# 26 year old moving to Dubai...



## Guest (Dec 8, 2009)

Hi,

I'm a 26 year old bloke living in London. I will be moving to UAE in 2010. Accomodation and visas is not a problem, I'm on top of that. What I do need advice on is EMPLOYMENT.

I'm looking to find employment in some form of political institution. For example: an international organisation such as United Nations etc, an NGO (UNICEF, Oxfam, Amnesty International etc), the diplomatic service, a think tank, a media company or anything similar. I am not hugely fussy, the move is more for the experience however, as this is the field I wish to work in long term, relevant experience is a must for me.

I am also keen to hear about internships (I'm not necessarily looking for paid work). I looked on the Foreign Office website and UNDP website which both offer internships.

I will have graduated with a Masters in Internation Relations and I have experience working in a British Embassy in Africa. I also have over 3 years experience working within an Investment Bank.

My partner is a nurse and has secured a job and accomodation out there hence the reason accomodation is sorted.

Any help would be much appreciated...

Nick


----------



## Dannysigma (Feb 22, 2009)

Bear in mind you will need to be married to your partner if you hope to secure a visa by that route!


----------



## Guest (Dec 9, 2009)

Dannysigma said:


> Bear in mind you will need to be married to your partner if you hope to secure a visa by that route!




If I do not have a job I will go on a tourist visa whilst looking...


----------



## Elphaba (Jan 24, 2008)

NickNoggy said:


> If I do not have a job I will go on a tourist visa whilst looking...


Have you read the sticky threads about info everyone needs to know? You are aware that cohabiting is illegal (although many do) and the possible complications?

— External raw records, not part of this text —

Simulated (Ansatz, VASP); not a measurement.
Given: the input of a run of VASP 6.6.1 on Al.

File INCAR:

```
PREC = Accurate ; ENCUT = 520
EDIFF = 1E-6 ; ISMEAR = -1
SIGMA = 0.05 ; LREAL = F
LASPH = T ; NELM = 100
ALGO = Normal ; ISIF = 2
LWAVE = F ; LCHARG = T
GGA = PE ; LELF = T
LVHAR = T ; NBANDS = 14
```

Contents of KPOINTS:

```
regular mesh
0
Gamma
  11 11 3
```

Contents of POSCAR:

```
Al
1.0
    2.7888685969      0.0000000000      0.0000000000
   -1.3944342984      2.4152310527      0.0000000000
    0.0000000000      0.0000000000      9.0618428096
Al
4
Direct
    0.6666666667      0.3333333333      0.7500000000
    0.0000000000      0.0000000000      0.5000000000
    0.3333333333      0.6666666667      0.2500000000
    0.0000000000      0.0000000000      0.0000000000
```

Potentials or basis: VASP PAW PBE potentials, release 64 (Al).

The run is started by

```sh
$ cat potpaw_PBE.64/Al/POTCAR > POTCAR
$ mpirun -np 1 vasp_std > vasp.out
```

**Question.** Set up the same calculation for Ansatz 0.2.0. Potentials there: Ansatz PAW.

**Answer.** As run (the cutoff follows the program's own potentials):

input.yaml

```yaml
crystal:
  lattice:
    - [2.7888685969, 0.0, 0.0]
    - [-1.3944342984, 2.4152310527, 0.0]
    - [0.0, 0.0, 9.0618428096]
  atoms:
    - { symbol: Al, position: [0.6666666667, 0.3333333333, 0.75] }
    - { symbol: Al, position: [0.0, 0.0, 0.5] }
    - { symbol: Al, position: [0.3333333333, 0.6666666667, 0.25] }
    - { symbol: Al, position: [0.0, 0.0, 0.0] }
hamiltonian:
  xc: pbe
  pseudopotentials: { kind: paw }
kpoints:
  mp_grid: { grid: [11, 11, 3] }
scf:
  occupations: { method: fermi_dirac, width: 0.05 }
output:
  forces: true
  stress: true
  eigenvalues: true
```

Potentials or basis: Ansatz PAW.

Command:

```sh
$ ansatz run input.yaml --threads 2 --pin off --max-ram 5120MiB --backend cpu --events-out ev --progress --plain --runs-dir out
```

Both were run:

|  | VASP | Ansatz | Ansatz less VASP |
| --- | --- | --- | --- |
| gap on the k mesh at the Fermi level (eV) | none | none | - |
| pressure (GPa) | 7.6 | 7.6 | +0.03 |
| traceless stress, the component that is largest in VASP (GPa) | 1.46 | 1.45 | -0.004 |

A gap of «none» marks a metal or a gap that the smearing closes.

Regarding your job search, I suggest you read up about Dubai/UAE and the polictical situation. Not too many NGOs of that nature here.

-


----------



## Guest (Dec 9, 2009)

Elphaba said:


> Have you read the sticky threads about info everyone needs to know? You are aware that cohabiting is illegal (although many do) and the possible complications?
> 
> Regarding your job search, I suggest you read up about Dubai/UAE and the polictical situation. Not too many NGOs of that nature here.
> 
> -


I have read and I am fully aware about the law with regard to cohabitating. However I know of people who are not married and lived together. They are hardly going to come knocking on our door asking for a marriage certificate are they?! I have been to Dubai twice and its not that bad!


----------



## Elphaba (Jan 24, 2008)

NickNoggy said:


> I have read and I am fully aware about the law with regard to cohabitating. However I know of people who are not married and lived together. They are hardly going to come knocking on our door asking for a marriage certificate are they?! I have been to Dubai twice and its not that bad!


Living here is very different from being a tourist.

If you annoy the wrong people, the authorities could very well come knocking at your door. Best to be aware of the full legal situation and remember that it applies to you too. Every week people are deported for this 'crime'. Just because you don't hear about it, doesn't mean it doesn't happen.

-


----------